There are still people everywhere who believe there’s no longer any issue regarding the status of women. Widespread is the belief that today, at least in democratic countries, women enjoy full equality with men. As well, for many, feminism is a bad word, politically charged, representing a radical liberal ideology whose agenda is at odds with traditional family values. What’s to be said about this?
First off, feminism, like Christianity, is a wide term that includes both healthy and strident expressions. There are good feminists and there are strident ones, as is true too of Christians. Be that as it may, my main purpose here is to suggest that nothing can be further from the truth than the naïve belief that gender equality has been achieved – anywhere. It hasn’t, not by a long shot.
Why do I say this? Before offering more substantial evidence, let me highlight just one example. I live in the West, in the United States, in America, in Texas, in San Antonio (a very Christian and compassionate city), in a democratic culture that prides itself and believes itself to be a beacon to the world vis-à-vis human rights and women’s equality. Yet, as I read our daily newspaper, rarely does a single week go by wherein there isn’t the report of a woman dying because of domestic violence. Moreover, these are only reports of women being murdered by a domestic partner; the numbers are no doubt astronomically higher in terms of women suffering physical and sexual abuse in our homes. Note, in 90% of these cases it’s the woman who dies.

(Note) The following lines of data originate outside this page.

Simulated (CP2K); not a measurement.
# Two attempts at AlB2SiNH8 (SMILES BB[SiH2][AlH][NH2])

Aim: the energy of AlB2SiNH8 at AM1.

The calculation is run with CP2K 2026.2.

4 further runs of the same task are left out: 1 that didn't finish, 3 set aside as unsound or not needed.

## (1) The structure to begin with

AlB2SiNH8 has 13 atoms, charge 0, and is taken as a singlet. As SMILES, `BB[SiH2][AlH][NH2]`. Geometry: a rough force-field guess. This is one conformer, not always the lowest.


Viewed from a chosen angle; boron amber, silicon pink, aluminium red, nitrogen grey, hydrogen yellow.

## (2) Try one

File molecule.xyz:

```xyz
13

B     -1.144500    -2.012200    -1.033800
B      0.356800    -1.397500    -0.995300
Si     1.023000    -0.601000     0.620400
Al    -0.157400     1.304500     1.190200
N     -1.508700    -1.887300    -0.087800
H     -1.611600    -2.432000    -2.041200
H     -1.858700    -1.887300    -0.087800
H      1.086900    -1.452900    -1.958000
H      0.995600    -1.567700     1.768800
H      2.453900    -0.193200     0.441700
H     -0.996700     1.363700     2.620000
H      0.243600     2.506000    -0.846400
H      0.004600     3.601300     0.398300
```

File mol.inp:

However, to substantiate the claim that women still suffer, massively and disproportionately, from inequality, let me cite a series of comments from a recent book Awakening, by Joan Chittister:
- “The fact is that two-thirds of the poor of the world are women, two-thirds of the illiterate of the world are women and two-thirds of the hungry of the world are women. Oppression of half the human race cannot be explained by accident. … Women are most of the poor, most of the refugees, most of the uneducated, most of the beaten and most of the rejected of the world.”
- “The history of women is one of historical and universal oppression, discrimination and violence. In Buddhism, women who have led lives of total spiritual dedication are trained to take orders from the youngest of the male monks. In Islam, women are required to veil their heads and cover their bodies to express their unworthiness and signal the fact that they belong to some man. In Hinduism, women are abandoned by their husbands for higher pursuits and larger dowries or held responsible for his death by virtue of a woman’s bad karma. In most forms of Judaism, women are denied access to religious ritual and education. In Christianity, until recently and in many sectors yet, the legal rights of women have been equated with those of minor children; wife-beating is protected by domestic right and even the spiritual life of women is dictated, directed, and controlled by the men of the faith.”
Moreover, Chittister highlights an irony that generally goes unrecognized and, worse still, is often used to camouflage our failure to accord women equal status. Here’s the irony. Many of us nurture, consciously or unconsciously, an attitude that might aptly be called a romantic feminism wherein we over-idealize and over-exalt women and, ironically but understandably, by that very token end up denying them full equality. This is how Chittister puts it: “on no other class, surely has so much poetry, so much music, so many flowers, so much adulation, so much tolerance, so much romantic love and so little moral and intellectual, spiritual and human respect been lavished.” In essence, an over-idealization of women, tells them: you’re so special and wonderful that you shouldn’t be treated in same way as men!
I’m old enough to have lived through a couple of generations of feminism. In the 1980s and 1990s, when I taught theology in a couple of universities, feminism, both healthy and strident, was very strong within the faculty and in much of the student body. I confess that I wasn’t always at ease with it, particularly with its often-militant tone. I sensed its legitimacy, even as I feared its stridency.
Well, times have changed. Today, in the classrooms I teach, more and more, I’m meeting women, younger women, who have little sympathy or use for the feminism of the 1980s and 1990s. There’s almost a patronizing attitude towards those women who pioneered the feminist agenda. Partly, it’s a generational thing that’s understandable. Partly, however, it’s also a naiveté, an unfounded belief that the battle has been won, that women have now achieved full equality, that there’s no need any longer for the old-style battles.
So, when I read Chittister’s grim statistics and read about domestic violence almost daily in our newspapers, I long for those feisty feminists I once met in classrooms and at faculty meetings all those years ago.